Accused number 29: PC Pande, former commissioner of police, Ahmedabad
PC Pande, the former commissioner of police (CP), Ahmedabad, and later the DGP, Gujarat, who continues to enjoy special favour with the Modi dispensation, sent a confidential written communication to the then DGP, K. Chakravarti, on April 19, 2002. The letter implicates Bharat Barot, the then minister for food and civil supplies in the Gujarat government, as he directly instigated well-known gangsters of the Bajrang Dal and VHP to arson. Another such letter by the CP, written ten days later, was addressed to both DGP K. Chakravarti, and the then additional chief secretary (home), Ashok Narayan (accused numbers 25 and 28 respectively).
Both these letters were submitted to the Nanavati-Shah Commission in 2006 as appendices to the then ADGP, Mahapatra’s affidavit. Despite attempts by the commission to prevent copies of the letters from coming out, CJP managed to access the documents in 2006 itself and they were part of the Zakiya Jaffri petition in both the Gujarat high court and the Supreme Court.
On April 15, 2002, four days before Pande’s first letter to the DGP, a mob had gathered near the Amba Mata temple, near Kapadia High School outside Delhi Darwaja in Ahmedabad. This was at 9.30 a.m., in broad daylight. Bharat Barot, then a cabinet minister, drove up in a white private car, had a whispered confabulation with some members of the mob (named below) and drove off. As soon as he left, incidents of arson took place outside Delhi Darwaja and near Idgah Chowky.
The commissioner of police, Ahmedabad, while referring to this incident in the letter to his boss, the DGP, states that Harshad Panchal, Dipak Goradia and Dinesh Prajapati, all workers of the Bajrang Dal, were part of the mob. Pande, who was part of Narendra Modi’s major cover-up operation in 2002, also says that known leaders of the VHP and Bajrang Dal such as Raju Ravji Thakore, Kamlesh Babu Thakore, Bholiyo, Virambhai, Paresh Langdo and Mahendra Bachubhai were part of a mob that had launched attacks in the Madhavpura locality.
What steps did the police take? PC Pande, instead of booking the minister for incitement and abetment, politely requests his boss "to bring this matter to the knowledge of government" and to make arrangements to ensure that "Hon’ble ministers of government may not do (sic) such activity."
Yes, Pande does write the letter. But what more does he do? He keeps it under wraps until it is produced before the Nanavati-Shah Commission four years later.

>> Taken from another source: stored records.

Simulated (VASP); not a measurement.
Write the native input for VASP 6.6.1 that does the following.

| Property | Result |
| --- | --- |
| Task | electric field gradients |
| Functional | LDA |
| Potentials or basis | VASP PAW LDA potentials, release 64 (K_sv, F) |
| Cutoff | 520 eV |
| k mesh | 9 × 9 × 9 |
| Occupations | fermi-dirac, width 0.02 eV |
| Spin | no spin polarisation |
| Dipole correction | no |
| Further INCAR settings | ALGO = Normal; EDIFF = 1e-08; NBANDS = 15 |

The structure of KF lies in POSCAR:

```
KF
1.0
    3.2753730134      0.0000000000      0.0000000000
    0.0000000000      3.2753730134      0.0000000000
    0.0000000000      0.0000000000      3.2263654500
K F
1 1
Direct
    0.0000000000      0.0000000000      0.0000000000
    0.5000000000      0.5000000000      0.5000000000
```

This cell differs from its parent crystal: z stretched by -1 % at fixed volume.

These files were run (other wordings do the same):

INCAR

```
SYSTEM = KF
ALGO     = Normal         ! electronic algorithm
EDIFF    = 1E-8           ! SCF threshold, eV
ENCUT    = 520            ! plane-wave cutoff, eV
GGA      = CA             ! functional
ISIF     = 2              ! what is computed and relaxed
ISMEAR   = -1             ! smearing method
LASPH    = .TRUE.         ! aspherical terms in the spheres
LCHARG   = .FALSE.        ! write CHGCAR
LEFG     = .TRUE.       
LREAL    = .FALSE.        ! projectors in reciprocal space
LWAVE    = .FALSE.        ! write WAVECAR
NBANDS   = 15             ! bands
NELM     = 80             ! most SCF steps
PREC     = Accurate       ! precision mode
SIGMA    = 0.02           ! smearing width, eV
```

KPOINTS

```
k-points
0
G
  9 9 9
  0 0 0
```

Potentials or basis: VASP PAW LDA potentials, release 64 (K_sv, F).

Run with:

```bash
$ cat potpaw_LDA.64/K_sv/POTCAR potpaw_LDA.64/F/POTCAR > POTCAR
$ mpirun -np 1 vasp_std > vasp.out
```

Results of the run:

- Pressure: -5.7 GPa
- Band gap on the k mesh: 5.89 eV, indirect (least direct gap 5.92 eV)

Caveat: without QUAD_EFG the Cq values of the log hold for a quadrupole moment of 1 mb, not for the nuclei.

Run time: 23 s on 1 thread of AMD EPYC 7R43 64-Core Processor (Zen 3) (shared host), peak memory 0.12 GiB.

Shielding extortion by the VHP/Bajrang Dal
Ten days later, on April 29, 2002, Pande makes other significant revelations in a second written communication, this one addressed to both Chakravarti and Ashok Narayan. This document, which was also accessed by CJP, was submitted to the Gujarat high court in 2007 as an annexure to the petition filed by Zakiya Jaffri and CJP, seeking directions from the court for registration of an FIR against Modi and 62 others. In 2008 it was also filed in the Supreme Court, in the litigation challenging the appointment of PC Pande as DGP of Gujarat.
In this letter, while reporting on the continued misbehaviour and criminal actions of the VHP and Bajrang Dal in Ahmedabad, Pande says "one and three quarter months (after the Godhra and post-Godhra violence) …when the situation in Ahmedabad is limping back to normal, some ugly activities are being carried out by parties that have the support of the government."
Why did the commissioner of police restrict himself to private pleas and in-house communications instead of acting to book the criminals for their illegal activities?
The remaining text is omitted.